Proportionally speaking

Having a sensible, considered sort of government, and having confirmed in the recent referendum that we want to keep our marvelous proportional representation voting system, we are now having a review of the system to see if it needs to be tweaked. You have until May 31 to make a submission, if you felt so inclined.

This is my submission. I think we should allow voters to vote against particular parties in the same way as voters can currently vote for them.

Every voter would get one party vote, as now, that would determine the total number of seats that a party would have in the parliament. But a voter could use that vote to vote either for a party, or to offset someone else’s vote for it.

I recognise that this is well outside the list of encouraged topics, although there is a handy “other topics” category. But consider for a moment its two major virtues.

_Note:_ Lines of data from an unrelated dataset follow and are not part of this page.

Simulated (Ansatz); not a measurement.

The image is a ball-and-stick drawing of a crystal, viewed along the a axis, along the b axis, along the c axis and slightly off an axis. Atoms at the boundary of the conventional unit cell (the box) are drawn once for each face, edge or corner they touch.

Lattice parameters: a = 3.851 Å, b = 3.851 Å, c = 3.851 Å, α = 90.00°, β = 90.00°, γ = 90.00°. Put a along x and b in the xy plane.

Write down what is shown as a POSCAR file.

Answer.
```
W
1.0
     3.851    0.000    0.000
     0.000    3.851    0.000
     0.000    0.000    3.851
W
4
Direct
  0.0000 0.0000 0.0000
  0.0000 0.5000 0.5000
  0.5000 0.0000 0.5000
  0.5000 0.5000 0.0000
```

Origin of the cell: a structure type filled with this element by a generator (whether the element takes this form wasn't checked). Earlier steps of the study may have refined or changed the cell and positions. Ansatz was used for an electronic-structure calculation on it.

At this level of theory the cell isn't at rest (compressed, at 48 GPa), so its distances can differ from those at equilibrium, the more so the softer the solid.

  • It would lead to a more moderate, sensible political debate, since parties who seriously upset parts of the electorate would find themselves the targets of “vote against” campaigns.
  • And more importantly, it would mean that parliamentary election results were a more perfect representation of the people’s will, since they would better reflect the overall sentiment of the electorate. Electoral life would no longer be a choice between three main colours: blue, red or green. One could instead send a signal about what one did not want, rather than what one did.

I, of course, would use my vote to vote against Winston Peters.

Some of the benefits of the more complex STV system they use in Australia, without its attendant nasty costs and complexities. It might also make polling more complicated and less reliable, and therefore election night even more exciting. And it might make the voting paper trickier to manage. To which I say bring on internet voting.